This isn't happening. Maintaining binary compatibility between *minor*
releases is already problematic, see [1] for a recent example, so we
*definitely* aren't going to extend our guarantees even further.

> 2) Going 'unnecessary-sigil' optional.
> If a symbol has a unique type (SCALAR, sub, HASH, etc), and is declared
> before use by 'whatever appropriate mechanism', and there is no introduced
> ambiguity, then the sigil can be left off.  In any case of ambiguity or
> where the same symbol is used with more than one type, or where the symbol
> isn't defined, a sigil would be required in the same way it currently is.
> There are likely sub-issues associated with this, but past programs, that
> use sigils would continue to execute the way they do now (compatibility).

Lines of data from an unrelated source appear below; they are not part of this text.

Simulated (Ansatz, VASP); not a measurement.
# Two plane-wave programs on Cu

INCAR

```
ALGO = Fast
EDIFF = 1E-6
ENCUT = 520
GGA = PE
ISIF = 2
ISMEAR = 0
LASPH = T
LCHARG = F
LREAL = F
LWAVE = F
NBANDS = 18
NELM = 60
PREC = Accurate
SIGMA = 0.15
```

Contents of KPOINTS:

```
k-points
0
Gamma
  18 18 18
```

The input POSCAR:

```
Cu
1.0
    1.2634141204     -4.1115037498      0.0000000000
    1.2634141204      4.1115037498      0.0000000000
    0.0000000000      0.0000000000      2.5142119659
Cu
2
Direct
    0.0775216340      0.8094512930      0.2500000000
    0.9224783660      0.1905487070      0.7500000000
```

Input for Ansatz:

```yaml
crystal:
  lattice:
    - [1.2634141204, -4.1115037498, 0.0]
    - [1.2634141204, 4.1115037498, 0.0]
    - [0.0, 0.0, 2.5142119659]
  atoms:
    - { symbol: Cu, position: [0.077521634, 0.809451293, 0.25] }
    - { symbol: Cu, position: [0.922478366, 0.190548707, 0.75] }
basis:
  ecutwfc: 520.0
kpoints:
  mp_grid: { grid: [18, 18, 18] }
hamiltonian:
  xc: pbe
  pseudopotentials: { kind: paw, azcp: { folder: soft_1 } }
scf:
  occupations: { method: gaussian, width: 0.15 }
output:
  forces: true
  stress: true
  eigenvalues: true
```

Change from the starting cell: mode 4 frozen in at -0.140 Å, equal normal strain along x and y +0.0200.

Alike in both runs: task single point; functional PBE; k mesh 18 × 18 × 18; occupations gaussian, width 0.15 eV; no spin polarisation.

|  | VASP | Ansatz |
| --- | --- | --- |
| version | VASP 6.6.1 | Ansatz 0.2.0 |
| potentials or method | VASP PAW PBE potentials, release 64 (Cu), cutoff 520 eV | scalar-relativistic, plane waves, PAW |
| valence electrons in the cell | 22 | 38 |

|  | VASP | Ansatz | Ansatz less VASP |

> Only programs observing safe definitions & restrictions would be able
> to make use of the new syntax.
> This would allow a perl program to be much less busy and less complicated as
> users wouldn't need to to prepend sigils to everything (possibly only to
> calls/usages of old code).
> Of course, this is taking perl's knowledge of the type of a 'symbol'
> to the next logical step.  If a new program doesn't over-define a symbol
> to be of more than one type, it wouldn't need sigils to disambiguate them.
> It does require that all symbols be defined so perl knows their type.
> For many users -- especially new users, this new semantic would eliminate the
> largest single complaint about perl.
> Fortunately or unfortunately, I believe you'll find auto-deref to be
> "assumed" to work, since if one has a sigil-less symbol, you have even
> less type-syntax (in the form of a sigil prefix) than you would with
> auto-deref.  I didn't dream up this idea of sigil-less syntax to support
> auto-deref, but I have seen restoring auto-deref as a necessary step, as
> well as being consistent with current perl syntax supporting random-access
> item dereferencing. ($aref->[X], $href->{X})
> It may not seem like a sexy research topic, but I do believe it to be
> necessary to save the language from its largest criticism.